Historically, a subsidiary of the Company also owned a 50% equity interest in Roan. The Company’s equity earnings (losses), consisting of its share of Roan’s earnings or losses, are included in the condensed consolidated financial statements. However, following an internal reorganization in connection with the Spin-off, the equity interest in Roan is owned by the Parent and is no longer affiliated with Riviera. As such, equity earnings (losses) in Roan will not be included in Riviera’s financial statements in periods subsequent to the Reorganization Date.
9
RIVIERA RESOURCES, INC.
NOTES TO CONDENSED CONSOLIDATED AND COMBINED FINANCIAL STATEMENTS - Continued
(Unaudited)
Principles of Consolidation and Combination
The information reported herein reflects all normal recurring adjustments that are, in the opinion of management, necessary for the fair presentation of the results for the interim periods. Certain information and note disclosures normally included in annual financial statements prepared in accordance with U.S. generally accepted accounting principles (“GAAP”) have been condensed or omitted under Securities and Exchange Commission rules and regulations; as such, this report should be read in conjunction with the financial statements and notes for the year ended December 31, 2017 included in the Company’s Registration Statement on Form S-1, as amended (File No. 333-225927). The results reported in these unaudited condensed consolidated and combined financial statements should not necessarily be taken as indicative of results that may be expected for the entire year.

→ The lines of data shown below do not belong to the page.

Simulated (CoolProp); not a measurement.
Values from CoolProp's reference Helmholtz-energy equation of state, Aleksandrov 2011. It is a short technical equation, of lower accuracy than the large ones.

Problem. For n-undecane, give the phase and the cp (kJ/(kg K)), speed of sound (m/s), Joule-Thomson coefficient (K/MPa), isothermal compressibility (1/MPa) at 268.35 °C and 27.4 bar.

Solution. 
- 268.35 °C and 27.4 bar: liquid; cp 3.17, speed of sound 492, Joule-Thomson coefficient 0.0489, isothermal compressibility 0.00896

The condensed consolidated and combined financial statements for Predecessor periods represent the financial position and results of operations of entities held by the Company after the Spin-off that were historically under common control of the Parent, which exclude Linn Acquisition Company, LLC (“LAC”) and Berry. On February 28, 2017, LINN Energy and Berry emerged from bankruptcy as standalone unaffiliated entities. The condensed consolidated financial statements for the Successor period represent the financial position and results of operations of entities held by the Company after the Spin-off that were historically under the control of the Parent. The Company presents its condensed consolidated and combined financial statements in accordance with U.S. GAAP. The condensed consolidated and combined financial statements include the accounts of the Company and its subsidiaries. All significant intercompany transactions and balances have been eliminated. The condensed consolidated and combined financial statements were prepared on a carve-out basis and reflect significant assumptions and allocations.
Investments in noncontrolled entities over which the Company exercises significant influence are accounted for under the equity method. See Note 6 for additional information about equity method investments.
Bankruptcy Accounting
Upon LINN Energy’s emergence from bankruptcy on February 28, 2017, the Parent adopted fresh start accounting which resulted in the Parent becoming a new entity for financial reporting purposes. As a result of the adoption of fresh start accounting and the effects of the implementation of the Plan (as defined in Note 2), the Company’s condensed consolidated financial statements subsequent to February 28, 2017, are not comparable to its condensed consolidated and combined financial statements prior to February 28, 2017. References to “Successor” relate to the financial position and results of operations of the reorganized Company subsequent to February 28, 2017. References to “Predecessor” relate to the financial position of the Company prior to, and results of operations through and including, February 28, 2017. The Company’s condensed consolidated and combined financial statements and related footnotes are presented with a black line division, which delineates the lack of comparability between amounts presented after February 28, 2017, and amounts presented on or prior to February 28, 2017. See Note 2 for additional information.
Use of Estimates
The preparation of the accompanying condensed consolidated and combined financial statements in conformity with GAAP requires management of the Company to make estimates and assumptions about future events. These estimates and the underlying assumptions affect the amount of assets and liabilities reported, disclosures about contingent assets and liabilities, and reported amounts of revenues and expenses. The estimates that are particularly significant to the financial statements include estimates of the Company’s reserves of oil, natural gas and natural gas liquids (“NGL”), future cash flows from oil and natural gas properties, depreciation, depletion and amortization, asset retirement obligations, certain revenues and operating expenses, and fair values of commodity derivatives. In addition, as part of fresh start accounting, the Company made estimates and assumptions related to its reorganization value, liabilities subject to compromise, the fair value of assets and liabilities recorded as a result of the adoption of fresh start accounting and income taxes.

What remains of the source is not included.